Totalitarian Conformity

According to Frankl, the primary reactions to the existential vacuum manifest in two ways: conformity and totalitarianism. Left with no sense of meaning, individuals will seek to do what other people do or do what other people tell them to do.

He continues:

The existential vacuum is a widespread phenomenon of the twentieth century… man has suffered another loss in his more recent development inasmuch as the traditions which buttressed his behavior are now rapidly diminishing. No instinct tells him what he has to do, and no tradition tells him what he ought to do; sometimes he does not even know what he wishes to do. Instead, he either wishes to do what other people do (conformism) or he does what other people tell him to do (totalitarianism). [emphasis added]
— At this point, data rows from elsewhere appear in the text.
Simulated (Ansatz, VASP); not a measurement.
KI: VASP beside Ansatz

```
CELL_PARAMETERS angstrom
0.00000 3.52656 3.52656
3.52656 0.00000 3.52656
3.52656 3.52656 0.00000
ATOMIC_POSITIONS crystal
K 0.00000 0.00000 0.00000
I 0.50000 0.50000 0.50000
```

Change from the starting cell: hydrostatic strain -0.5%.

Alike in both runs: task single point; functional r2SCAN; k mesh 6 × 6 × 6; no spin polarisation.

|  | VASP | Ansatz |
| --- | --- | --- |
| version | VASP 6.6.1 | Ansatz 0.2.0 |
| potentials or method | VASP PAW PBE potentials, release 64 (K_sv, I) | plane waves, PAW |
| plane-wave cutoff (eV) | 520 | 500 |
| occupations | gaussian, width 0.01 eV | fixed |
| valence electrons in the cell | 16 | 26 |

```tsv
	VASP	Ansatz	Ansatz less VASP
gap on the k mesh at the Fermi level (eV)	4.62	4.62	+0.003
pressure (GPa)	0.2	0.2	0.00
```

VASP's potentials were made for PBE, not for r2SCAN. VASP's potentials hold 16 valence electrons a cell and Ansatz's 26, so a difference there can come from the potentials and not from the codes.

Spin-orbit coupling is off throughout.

We see the truth of Frankl’s observations in the mid-20thcentury, played out to the extremes in the third decade of the 21st century, as both conformity and totalitarianism merge into totalitarian conformity. Devoid of ultimate meaning, individuals now seek to conform to the dictates of a reductionist society and obey what this society tells them. To break with the status quo incurs the label traitor, the brand of pariah, and exile (cancelation). For all wise enough to pick up on the subtle undertones, I am here referring to the current identity movement.

Pleasure, Happiness, Mental Health, and Meaning(lessness)

Moreover, as our current culture continues to grapple with the existential vacuum, the absence of ultimate meaning has caused an increase in the neurosis Frankl called the “mass neurotic triad” of depression, addiction, and aggression—an increase Frankl predicted. One does not have to look far to see the rampant hopelessness, drug use, and violent crime afflicting communities in the West. Experts point to systematic racism, income inequality, and sexism, but the real cause is the existential vacuum.

Frankl’s Remedy to Meaninglessness

“He who has a why to live for can bear almost any how.” ―Friedrich Nietzsche

Frankl lived through one of the worst experiences in human history—the Holocaust. He lost his parent and brother as he moved through four different concentration camps. What kept him alive, and what caused many others to succumb, was hope. Frankl observed that those who survived did so because they held onto hope, despite their apparently hopeless situation. From this experience, the philosophy of Friedrich Nietzche, and his psychiatric training, Frankl developed the logotherapeutic method.

To discover meaning, Frankl recommends three things:

  • Creating a work or doing a deed
  • Experiencing something or encountering someone
  • By the attitude we take toward unavoidable suffering

To sum up, meaning is found in creativity, loving relationships, and a healthy attitude towards inevitable suffering. Furthermore, meaning must be found, it cannot be given. It takes work, individual work.

Frankl’s Approach Falls Short

Frankl’s solution the broader societal problem of the existential vacuum was to focus on the individual reaction to the problem and not the problem itself. He admitted that reductionism caused the existential vacuum but did not see a return to traditional norms and beliefs as part of the solution. It is to the self that one must turn to find meaning; exterior realities cannot provide it.

It did not really matter what we expected from life, but rather what life expected from us. We needed to stop asking about the meaning of life, and instead to think of ourselves as those who were being questioned by life—daily and hourly. Our answer must consist, not in talk and meditation, but in right action and in right conduct. Life ultimately means taking the responsibility to find the right answer to its problems and to fulfill the tasks which it constantly sets for each individual.” (from Man’s Search for Meaning).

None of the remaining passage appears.